Mining Company Pleads Guilty In 2007 Utah Mine Disaster Case
Coal mining company Genwal Resources has pleaded guilty to corporate criminal charges stemming from the 2007 Crandall Canyon mine collapse in Utah that left nine miners and rescuers dead.
Federal prosecutors say a plea agreement includes a provision that no criminal charges will be filed against any individuals in the case.
Federal and congressional investigators blamed the an initial mine collapse on "retreat mining," in which pillars of coal holding up the roof of the mine are dug out, causing collapse of the mine behind them.
Retreat mining was specifically forbidden by the federally-approved roof control plan for the mine. The two misdemeanor counts charged in the plea agreement include a willful violation of mandatory health and safety standards involving retreat mining four days before the initial August 7 mine collapse, which trapped and killed six miners.
But prosecutors say they were unable to demonstrate, given the evidence, a direct connection between the violation and the fatal mine collapse.
"We were unable to prove beyond a reasonable doubt that the company's actions caused the mine collapse," said David Barlow, the U.S. Attorney for Utah.

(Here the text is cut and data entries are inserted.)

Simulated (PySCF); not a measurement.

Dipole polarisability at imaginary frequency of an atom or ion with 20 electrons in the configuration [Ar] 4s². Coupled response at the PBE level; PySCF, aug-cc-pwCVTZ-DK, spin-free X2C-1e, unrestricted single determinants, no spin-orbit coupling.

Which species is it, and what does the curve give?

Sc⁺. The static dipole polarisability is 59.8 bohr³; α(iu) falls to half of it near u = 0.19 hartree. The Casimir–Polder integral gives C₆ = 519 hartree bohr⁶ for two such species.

The other charge involves the failure to report an earlier mine collapse in which no one was injured.
The plea agreement calls for $500,000 in fines and must still be approved by a federal judge.
Three rescuers were killed and six others injured in another mine collapse during a rescue effort that was eventually abandoned. The bodies of the six miners initially killed remain in the mine, which has been sealed.